The idea of returning to the farm, the place where I grew up, had been roaming around in my brain for the last couple years. I pictured it frequently, often romanticized to be ‘the great return’. It had replayed many times; sometimes I was alone, sometimes with my mom or sister, but most often it would be with a faceless person I had decided to marry. I would both share my greatest joys, as well as the birth place of my deepest demons and childhood struggles.
My dad sold the farm in 2006, following my parents’ separation in 2002, a few years of drought, and BSE. I hadn’t spent much time out there since my mom and I moved into town in 2002, when I was 12. I didn’t feel much of a sense of loss of the farm until I did my last walk through in 2006, right before the home quarter officially changed possession. To be honest, I had nearly hated farming and the farm for years. I associated it with conflict: the wars between my parents, between our work and the weather, and between my family’s economic situation and the markets, all of which rarely if ever seemed to work compatibly.

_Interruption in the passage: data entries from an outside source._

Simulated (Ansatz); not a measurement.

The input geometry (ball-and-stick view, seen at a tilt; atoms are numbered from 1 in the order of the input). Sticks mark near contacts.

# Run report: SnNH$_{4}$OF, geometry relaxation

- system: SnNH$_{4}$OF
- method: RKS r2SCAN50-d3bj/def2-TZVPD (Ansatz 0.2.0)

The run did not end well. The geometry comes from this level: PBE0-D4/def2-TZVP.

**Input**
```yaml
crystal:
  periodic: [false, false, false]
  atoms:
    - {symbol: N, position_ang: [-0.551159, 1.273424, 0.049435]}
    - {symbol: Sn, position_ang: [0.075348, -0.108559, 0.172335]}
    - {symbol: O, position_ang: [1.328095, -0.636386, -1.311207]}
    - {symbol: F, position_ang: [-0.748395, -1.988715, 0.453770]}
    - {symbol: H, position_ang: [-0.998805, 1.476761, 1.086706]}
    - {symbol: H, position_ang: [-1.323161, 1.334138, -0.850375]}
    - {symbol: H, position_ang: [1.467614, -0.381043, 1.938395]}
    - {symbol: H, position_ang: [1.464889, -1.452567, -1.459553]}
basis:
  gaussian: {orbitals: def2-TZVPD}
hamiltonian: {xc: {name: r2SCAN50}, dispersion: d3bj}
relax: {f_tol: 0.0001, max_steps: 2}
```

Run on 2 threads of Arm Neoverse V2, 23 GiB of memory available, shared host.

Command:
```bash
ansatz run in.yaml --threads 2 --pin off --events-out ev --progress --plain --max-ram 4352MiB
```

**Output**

Last week, I was chatting with my dad and I mentioned how him and I should make a mini-roadtrip out to the farm to see it. He didn’t know that after years of internal work on myself I finally felt ready to make peace with it. I was ready to love the land I grew up on, certain I was finally strong enough to fight off any emotional triggers that still linger in my brain. Before I knew it, the trip became a family expedition including myself, dad, sister, brother, my brother’s girlfriend, and one of her friends.
To my surprise, my dad told me that we still own 130 acres of the once 400 that was our farm.
We first took a look at the home quarter, now owned by a young family; a couple with four kids under the age of six. It’s now a small hobby farm with horses, pigs, turkeys, and chickens. A far cry from the 200 head of Black Angus we once had. As I chatted with the wife about the country, farming, why her and her husband decided to leave the city and get into this lifestyle, I couldn’t help but imagine the children running around the yard as little ghosts of myself and my siblings. It made me feel nostalgic and comforted that another generation of children would grow up learning how to garden, that kittens, chicks, and puppies are far better toys than anything at Toys ‘R’ Us, that dirt is meant to be played in and not sterilized, and that meat comes from animals and not just from the grocery store.
After seeing the home quarter, we went up the hill onto the land that’s still ours and made a fire. I wandered around the trees and field, looking at all the old spots we used to play in. One particular spot was the old combine that we used to use as a jungle gym. By the time my family owned the farm, the combine already had a tree growing through it, which somehow added to its charm and attraction in my imaginative little brain. I also walked around picking up leaves that had fallen on the ground, crunching them between my fingers and bringing them to my face to really inhale the smell of fall.
Sitting around the fire, target practicing with a .22, playing on bales, laughing as a family, I realized new memories were being made. A new history was being written in my head with my family and the land. It was no longer just the site of conflict, but now also the picture perfect autumn day I had with my family and the ground beneath us. We later drove away toward town and my dad mentioned trying to sell the last 130 acres once again, and in my brain I heard a little voice scream “please don’t.”